According to the text, revenue growth for Body Shop was 20% each year but dropped to 8% in the late 1990s due to increased competition. The growth drop could also be a result of expansions to every shopping street in Britain and American malls. Anita Roddick (founder of the Body Shop) stepped down from the CEO position because of the lack in revenue growth and a new CEO Patrick Gournay took over. Gournay was able to increase revenue by 13% in 2001 which was the first year he was CEO but pretax profit declined by 21%.

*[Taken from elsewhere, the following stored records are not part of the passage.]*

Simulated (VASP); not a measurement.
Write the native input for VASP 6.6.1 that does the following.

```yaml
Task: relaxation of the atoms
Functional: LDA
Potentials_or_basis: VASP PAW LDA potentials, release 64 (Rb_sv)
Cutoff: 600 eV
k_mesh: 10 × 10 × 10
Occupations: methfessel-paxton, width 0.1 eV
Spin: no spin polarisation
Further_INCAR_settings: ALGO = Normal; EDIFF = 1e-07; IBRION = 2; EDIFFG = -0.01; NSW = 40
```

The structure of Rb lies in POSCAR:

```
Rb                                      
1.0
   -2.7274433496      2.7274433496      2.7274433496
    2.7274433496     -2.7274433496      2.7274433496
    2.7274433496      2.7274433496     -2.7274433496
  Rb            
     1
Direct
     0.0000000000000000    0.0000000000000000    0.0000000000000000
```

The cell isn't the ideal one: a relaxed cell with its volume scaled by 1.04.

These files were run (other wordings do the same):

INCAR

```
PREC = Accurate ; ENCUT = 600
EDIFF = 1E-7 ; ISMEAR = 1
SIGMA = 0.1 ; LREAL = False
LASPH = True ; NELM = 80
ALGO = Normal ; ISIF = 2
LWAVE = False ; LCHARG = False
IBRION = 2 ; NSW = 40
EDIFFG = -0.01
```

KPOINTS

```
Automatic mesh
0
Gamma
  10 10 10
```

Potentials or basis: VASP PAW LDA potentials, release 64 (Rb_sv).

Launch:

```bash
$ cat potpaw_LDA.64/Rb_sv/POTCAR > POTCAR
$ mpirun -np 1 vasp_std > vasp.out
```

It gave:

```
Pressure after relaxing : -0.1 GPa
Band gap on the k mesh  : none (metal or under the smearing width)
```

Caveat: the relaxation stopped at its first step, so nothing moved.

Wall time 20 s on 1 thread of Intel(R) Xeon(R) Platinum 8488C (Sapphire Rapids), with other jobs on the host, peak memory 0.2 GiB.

The benefits of these assumptions are that while maintaining the current growth rate of 13%; we can maintain our COGS. One of the major factors contributing to the firm’s poor profit margin is operating expenses. By closing non-profitable stores, we can reduce operating expenses such as additional salaries; rent, electricity; etc. With the COGS/SALES ratio at 38% the company will not need to borrow any money. There is an excess of cash or negative debt calculated in year 2002.
A few assumptions from this forecast is one that operating expenses are high which could be due to the fact that there are a lot of stores still in operation that are not generating high profits. By eliminating overhead expenses by closing down non-profitable stores and maintaining these controllable expenses can greatly increase the value of retained earnings back into the company and possibly increase the dividends to shareholders. When the COGS are increased to 45% the company would need to borrow but if the COGS is decreased to 35% the company will have higher excess of cash. We can also see from the calculations that there is an increase in profit every year from 2002-2004 as well as an increase in shareholder’s equity.
The focus should remain on operations and profitability by monitoring our profit margin and usefulness of our assets. My recommendations for the Body Shop International would be to maintain the firm’s...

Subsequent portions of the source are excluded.